UC San Diego Physicists Observe New Property of Matter
UC San Diego Physicists
Observe New Property of Matter

November 1, 2006

By Kim McDonald

Physicists at UC San Diego have for the first time observed the spontaneous production of coherence within “excitons,” the bound pairs of electrons and holes that enable semiconductors to function as novel electronic devices.

Scientists working in the emerging field of nanotechnology, which is finding commercial applications for ultra-small material objects, believe that this newly discovered property could eventually help the development of novel computing devices and provide them with new insights into the quirky quantum properties of matter.

Details of the new finding appear in a paper published in the November 3 issue of the journal Physical Review Letters by a team of four physicists at UCSD working in collaboration with a materials scientist at UC Santa Barbara.

Click image for high-res. version.
Excitons tend to self-organize into an ordered array of microscopic droplets, like a miniature pearl necklace.
The wave-like interference pattern (right) reveals the spontaneous coherence of excitons.
Image Credit: UCSD
Click image for high-res. version.

The effort was headed by Leonid Butov, a professor of physics at UCSD who in 2002 led a similar team at the Lawrence Berkeley National Laboratory to the discovery that excitons, when made sufficiently cold, tend to self-organize into an ordered array of microscopic droplets, like a miniature pearl necklace (shown in figure).

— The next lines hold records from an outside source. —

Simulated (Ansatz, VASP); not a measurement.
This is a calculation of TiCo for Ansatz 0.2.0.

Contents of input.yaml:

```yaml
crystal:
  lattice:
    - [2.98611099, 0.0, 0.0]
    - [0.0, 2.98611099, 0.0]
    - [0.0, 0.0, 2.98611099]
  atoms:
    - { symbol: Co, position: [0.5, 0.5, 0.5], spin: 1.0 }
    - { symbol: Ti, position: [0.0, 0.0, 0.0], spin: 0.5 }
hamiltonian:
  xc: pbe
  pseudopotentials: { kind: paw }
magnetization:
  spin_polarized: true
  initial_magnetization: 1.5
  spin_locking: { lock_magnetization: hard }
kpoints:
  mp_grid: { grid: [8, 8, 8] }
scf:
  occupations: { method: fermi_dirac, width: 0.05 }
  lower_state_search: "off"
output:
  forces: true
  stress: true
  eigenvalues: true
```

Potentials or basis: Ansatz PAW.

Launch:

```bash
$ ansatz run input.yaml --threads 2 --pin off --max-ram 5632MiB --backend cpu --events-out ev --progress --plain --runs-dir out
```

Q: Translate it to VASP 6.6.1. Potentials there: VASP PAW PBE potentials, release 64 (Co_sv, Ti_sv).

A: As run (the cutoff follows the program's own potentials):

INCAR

“What is coherence and why is it so important?” said Butov. “To start with, modern physics was born by the discovery that all particles in nature are also waves. Coherence means that such waves are all ‘in sync.’ The spontaneous coherence of the matter waves is the reason behind some of the most exciting phenomena in nature such as superconductivity and lasing.”

“A simple way to visualize coherence is to imagine cheering spectators at a stadium making ‘a wave’,” added Michael Fogler, an assistant professor of physics at UCSD and a co-author of the paper. “If the top rows get up and down at the same time as the bottom ones, the rows are mutually coherent. In turn, coherence is spontaneous when the cheering is done on the spectator’s own initiative and is not orchestrated by the directions of an external announcer.”

print_this_page
A famous example of spontaneous coherence of matter waves is the Bose-Einstein condensate, which is a state predicted by Einstein some 80 years ago. This new form of matter was eventually created in 1995 by University of Colorado physicists and regarded as so noteworthy the scientists were awarded the 2001 Nobel Prize in Physics. The Bose-Einstein condensate is a gas of atoms so dense and cold that their matter waves lose their individuality and condense into a “macroscopic coherent superatom wave.”

Atomic Bose-Einstein condensation occurs at temperatures near absolute zero. However, excitons are expected to exhibit the same phenomenon at temperatures that are million times higher (although admittedly still rather low on a common scale, some hundred times lower than the room temperature). Remarkably, this is a range of temperatures where Butov and his team have observed the onset of exciton coherence.

“Excitons are particles that can be created in semiconductors, in our case, gallium arsenide, the material used to make transistors in cell phones,” said Fogler. “One can make excitons, or excite them, by shining light on a semiconductor. The light kicks electrons out of the atomic orbitals they normally occupy inside of the material. And this creates a negatively charged ‘free’ electron and a positively charged ‘hole.’”

The force of electric attraction keeps these two objects close together, like an electron and proton in a hydrogen atom. It also enables the exciton to exist as a single particle rather than a non-interacting electron and hole. However, it can be the cause of the excitons’ demise. Since the electron and hole remain in close proximity, they sometimes annihilate one another in a flash of light, similar to annihilation of matter and antimatter.

To suppress this annihilation, Butov and his team separate electrons and their holes in different nano-sized structures called quantum wells.

“Excitons in such nano-structures can live a thousand or even a million times longer than in a regular bulk semiconductor,” said Butov. “These long-lived excitons can be prepared in large numbers and form a high density exciton gas. But whether excitons can cool down to low temperatures before they recombine and disappear has been a key question for scientists.”

“What we found was the emergence of spontaneous coherence in an exciton gas,” added Butov. “This is evidenced by the behavior of the coherence length we were able to extract from the light pattern (as shown in the figure) emitted by excitons as they recombine. Below the temperature of about five degrees Kelvin above absolute zero, the coherence length becomes clearly resolved and displays a steady and rapid growth as temperature decreases. This occurs in concert with the formation of the beads of the ‘pearl necklace.’ The coherence length reaches about two microns at the coldest point available in the experiment.”

Other members of the research team were UCSD students Sen Yang and Aaron Hammack and Arthur Gossard, a professor in UC Santa Barbara’s materials science department. The research project was supported by grants from the National Science Foundation, U.S. Army Research Office and the Hellman Fund.

Media Contact: Kim McDonald, (858) 534-7572

Comment:
Leonid Butov, (858) 822-0362
Michael Fogler, (858) 534-5978


24 posted on 04/30/2021 11:53:04 AM PDT by Kevmo (The tree of liberty is thirsty.)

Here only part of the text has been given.